One of the big initiatives that I’m working on already in this office was started before I got into this role but has become something that I’m helping push forward, is to extend that interdisciplinary idea to collaborations between faculty in STEM disciplines and faculty in the humanities and social sciences.

That’s something that translates to this position but is also something that is near and dear to my own heart and in my own lab. It’s been neat for me to find specific examples, where I can take that model and apply it in a research setting. Increasingly, it is becoming the norm, not just at Baylor but across the nation and around the world. That this is how research gets done.”

What are the long-term goals for this office?

I think it’s tough to set long-term goals at this point. I would say that in some respects those goals are sort of set by documents such as Pro Futuris and Aspire. I think Baylor wants to be recognized as not only a Christian research university but one that is ranked among the top research universities in the country. We’ve made significant progress in moving along that trajectory, but we still have a long way to go to get there. So, I think that goal is out there. My job is to say ‘from where we are now, how can I help faculty do the things that we all know we need to do to get Baylor closer to that aspirational goal of being among the nation’s top research institutions?’ And then the icing on the cake is being able to do it and maintain our identity of being a Christian research university.

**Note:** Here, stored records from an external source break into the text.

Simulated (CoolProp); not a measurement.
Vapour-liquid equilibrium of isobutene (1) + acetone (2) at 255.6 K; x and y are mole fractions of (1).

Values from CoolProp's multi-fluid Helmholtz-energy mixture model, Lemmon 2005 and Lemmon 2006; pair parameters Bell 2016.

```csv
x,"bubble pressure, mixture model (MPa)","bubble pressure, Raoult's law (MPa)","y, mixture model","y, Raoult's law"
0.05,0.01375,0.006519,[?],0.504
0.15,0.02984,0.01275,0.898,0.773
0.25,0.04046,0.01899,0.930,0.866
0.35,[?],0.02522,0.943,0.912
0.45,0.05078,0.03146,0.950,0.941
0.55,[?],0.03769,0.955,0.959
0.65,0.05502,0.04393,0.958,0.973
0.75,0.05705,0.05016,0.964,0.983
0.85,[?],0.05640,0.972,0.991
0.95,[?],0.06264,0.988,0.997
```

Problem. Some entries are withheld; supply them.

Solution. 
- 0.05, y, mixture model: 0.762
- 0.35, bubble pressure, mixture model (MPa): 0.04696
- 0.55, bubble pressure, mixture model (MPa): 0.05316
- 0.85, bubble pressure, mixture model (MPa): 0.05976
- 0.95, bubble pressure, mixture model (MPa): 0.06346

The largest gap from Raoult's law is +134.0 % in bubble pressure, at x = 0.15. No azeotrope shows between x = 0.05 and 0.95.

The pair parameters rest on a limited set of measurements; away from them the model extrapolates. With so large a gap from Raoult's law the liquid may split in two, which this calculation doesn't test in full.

How do Baylor’s Christian identity and research focus fit together?

I think they work well together. It’s funny, a lot of my science colleagues outside of Baylor are skeptical of the Christian faith. This is not uncommon, but for me it’s never been anything to resolve. In the 15 years that I’ve been here, I think we’ve merged these two areas really well. One of the exciting things that I’ve been approached with already in this position is whether or not I would be interested in being involved in a science-religion seminar series that’s typically been offered to graduate students. It may have started by saying it’s important for graduate students in the sciences to understand the potential issues that come up in a religious setting that they need to be aware of and what is the right perspective from a Christian standpoint on those issues, but I think our conversation, we’re rapidly recognizing, needs to go both ways.

We have a number of people who come to Baylor who will go on to be practitioners in religion and it’s just as important as scientists to say ‘what are the scientific issues and what does the science say about those?’ Baylor has always been a place to me where those conversations and the exchange on those ideas is very free, very open and also very accurate. I feel honored to be at a place where we can give an intellectually informed Christian perspective on things.

What is the most important thing for people to know about your new position?

I think the biggest thing is for people to understand it’s all new. It’s exciting. But how it translates day-to-day is difficult to detail at this point. My job is to be a servant to faculty, to students, to departments. Help me help you. That’s certainly where I’ve been trying to put my focus. I’ve been going out and meeting a lot of department chairs and learning more about their programs and what their needs are. But also asking them how can I, in this role, help you be successful at the things that you’re trying to be successful at.

If there was something I wanted people to know, that would be it. [This office] is for the whole college, it’s not just for the sciences. Research is a completely global statement within the College of Arts and Sciences. My greatest hope is that I can be helpful to them achieving their goals.